# Close of a Singleton in R1

1. Mar 10, 2013

### gajohnson

Let me add some clarification here, since I realized that my notation might be confusing. By $\left\{x\right\}'$ below, I mean the set of all limit points of $\left\{x\right\}$. Hope this helps anyone trying to figure out what I mean, thanks!

The title says R1, but it's actually just a metric space $X$, my apologies.
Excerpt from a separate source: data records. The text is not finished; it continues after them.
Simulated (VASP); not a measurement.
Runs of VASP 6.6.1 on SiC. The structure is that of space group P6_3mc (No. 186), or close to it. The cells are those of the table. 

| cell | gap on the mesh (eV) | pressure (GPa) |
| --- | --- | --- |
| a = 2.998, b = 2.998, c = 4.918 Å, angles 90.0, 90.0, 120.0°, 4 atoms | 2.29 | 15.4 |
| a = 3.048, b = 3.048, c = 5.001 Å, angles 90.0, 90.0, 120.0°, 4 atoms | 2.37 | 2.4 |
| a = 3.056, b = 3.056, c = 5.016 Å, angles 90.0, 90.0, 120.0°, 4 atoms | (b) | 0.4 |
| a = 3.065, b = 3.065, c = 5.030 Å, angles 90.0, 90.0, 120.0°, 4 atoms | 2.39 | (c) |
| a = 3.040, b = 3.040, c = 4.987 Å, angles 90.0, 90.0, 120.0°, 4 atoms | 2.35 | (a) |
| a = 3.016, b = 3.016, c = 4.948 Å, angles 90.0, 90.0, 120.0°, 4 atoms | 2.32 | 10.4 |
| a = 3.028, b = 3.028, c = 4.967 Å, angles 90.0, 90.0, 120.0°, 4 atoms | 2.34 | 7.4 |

1. The problem statement, all variables and given/known data

Let $X$ be a metric space and let $x\in{X}$ be any point. Prove that the set $\left\{x\right\}$ is closed in $X$

2. Relevant equations

NA

3. The attempt at a solution

Ok, so I realize I can prove this by showing that the complement is open (simple). However, I have a question about the validity of an alternative approach:

It is clear that $\left\{x\right\}$ has no limit points, thus $\left\{x\right\}' =$empty set. Now, the empty set is a subset of every set, thus $\left\{x\right\}'\subset{\left\{x\right\}}$ and so $\left\{x\right\}$ contains all of its limit points. Then $\left\{x\right\}$ is closed.

Thoughts? Does this work? If not, what am I missing? Thanks!

Last edited: Mar 10, 2013